PREDICTING STOCK PRICES USING DATA MINING TECHNIQUES

The International Arab Conference on Information Technology (ACIT'2013)

PREDICTING STOCK PRICES USING DATA MINING TECHNIQUES

1 QASEM A. AL-RADAIDEH,

2 ADEL ABU ASSAF 3 EMAN ALNAGI

1Department of Computer Information Systems, Faculty of Information Technology and Computer Science Yarmouk University, Irbid, Jordan. {qasemr@yu.edu.jo}

2ICT Department, Amman Stock Exchange, Amman, Jordan. {abuassaf@}

3Department of Computer Science, Faculty of Information Technology Philadelphia University, Jordan {ealnagi@philadelphia.edu.jo}

ABSTRACT

Forecasting stock return is an important financial subject that has attracted researchers' attention for many years. It involves an assumption that fundamental information publicly available in the past has some predictive relationships to the future stock returns. This study tries to help the investors in the stock market to decide the better timing for buying or selling stocks based on the knowledge extracted from the historical prices of such stocks. The decision taken will be based on decision tree classifier which is one of the data mining techniques. To build the proposed model, the CRISP-DM methodology is used over real historical data of three major companies listed in Amman Stock Exchange (ASE).

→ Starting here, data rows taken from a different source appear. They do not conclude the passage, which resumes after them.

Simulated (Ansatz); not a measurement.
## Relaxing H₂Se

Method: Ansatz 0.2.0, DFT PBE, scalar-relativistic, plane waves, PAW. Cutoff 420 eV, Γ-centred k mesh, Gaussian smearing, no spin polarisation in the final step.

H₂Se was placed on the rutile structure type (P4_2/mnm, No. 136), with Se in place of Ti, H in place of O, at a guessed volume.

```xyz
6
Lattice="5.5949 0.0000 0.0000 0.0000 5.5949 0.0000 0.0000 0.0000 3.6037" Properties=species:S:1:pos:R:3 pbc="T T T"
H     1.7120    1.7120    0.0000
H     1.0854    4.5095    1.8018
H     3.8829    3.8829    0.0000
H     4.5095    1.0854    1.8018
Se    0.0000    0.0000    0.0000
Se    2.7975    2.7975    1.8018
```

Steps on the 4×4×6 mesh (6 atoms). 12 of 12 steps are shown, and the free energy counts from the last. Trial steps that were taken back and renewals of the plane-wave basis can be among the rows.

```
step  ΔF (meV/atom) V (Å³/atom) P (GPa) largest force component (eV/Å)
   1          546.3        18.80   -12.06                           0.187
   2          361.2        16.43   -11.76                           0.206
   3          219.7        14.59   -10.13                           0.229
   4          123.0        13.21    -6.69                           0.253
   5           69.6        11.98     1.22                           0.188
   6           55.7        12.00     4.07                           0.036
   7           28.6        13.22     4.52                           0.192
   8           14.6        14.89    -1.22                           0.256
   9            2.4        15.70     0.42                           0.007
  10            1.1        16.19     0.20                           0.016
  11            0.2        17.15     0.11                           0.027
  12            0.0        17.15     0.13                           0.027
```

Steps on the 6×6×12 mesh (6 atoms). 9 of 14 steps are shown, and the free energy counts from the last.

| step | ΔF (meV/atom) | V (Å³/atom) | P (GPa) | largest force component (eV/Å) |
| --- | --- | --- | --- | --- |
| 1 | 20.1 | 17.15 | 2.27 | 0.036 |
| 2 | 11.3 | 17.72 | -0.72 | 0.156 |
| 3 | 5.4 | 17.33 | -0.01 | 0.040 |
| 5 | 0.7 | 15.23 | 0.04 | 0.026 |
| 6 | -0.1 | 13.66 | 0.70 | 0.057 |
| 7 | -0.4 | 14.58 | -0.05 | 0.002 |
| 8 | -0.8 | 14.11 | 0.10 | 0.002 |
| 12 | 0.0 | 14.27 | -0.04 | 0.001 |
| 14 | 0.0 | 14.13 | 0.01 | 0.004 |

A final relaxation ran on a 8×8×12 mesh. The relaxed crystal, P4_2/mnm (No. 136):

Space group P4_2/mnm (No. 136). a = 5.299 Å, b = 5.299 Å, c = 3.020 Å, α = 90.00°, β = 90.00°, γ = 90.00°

Keywords: Data Mining, Data Mining, Data Classification, Decision Tree, Future stock return, data mining techniques, decision tree classifiers, CRISP-DM methodology, Amman Stock Exchange.

1. INTRODUCTION

The stock market is essentially a non-linear, nonparametric system that is extremely hard to model with any reasonable accuracy [1]. Investors have been trying to find a way to predict stock prices and to find the right stocks and right timing to buy or sell. To achieve those objectives, and according to [2], [3-4] some research used the techniques of fundamental analysis, where trading rules are developed based on the information associated with macroeconomics, industry, and company. The authors of [5] and [6] said that fundamental analysis assumes that the price of a stock depends on its intrinsic value and expected return on investment. Analyzing the company's operations and the market in which the company is operating can do this. Consequently, the stock price can be predicted reasonably well. Most people believe that fundamental analysis is a good method only on a long-term basis. However, for short- and mediumterm speculations, fundamental analysis is generally not suitable.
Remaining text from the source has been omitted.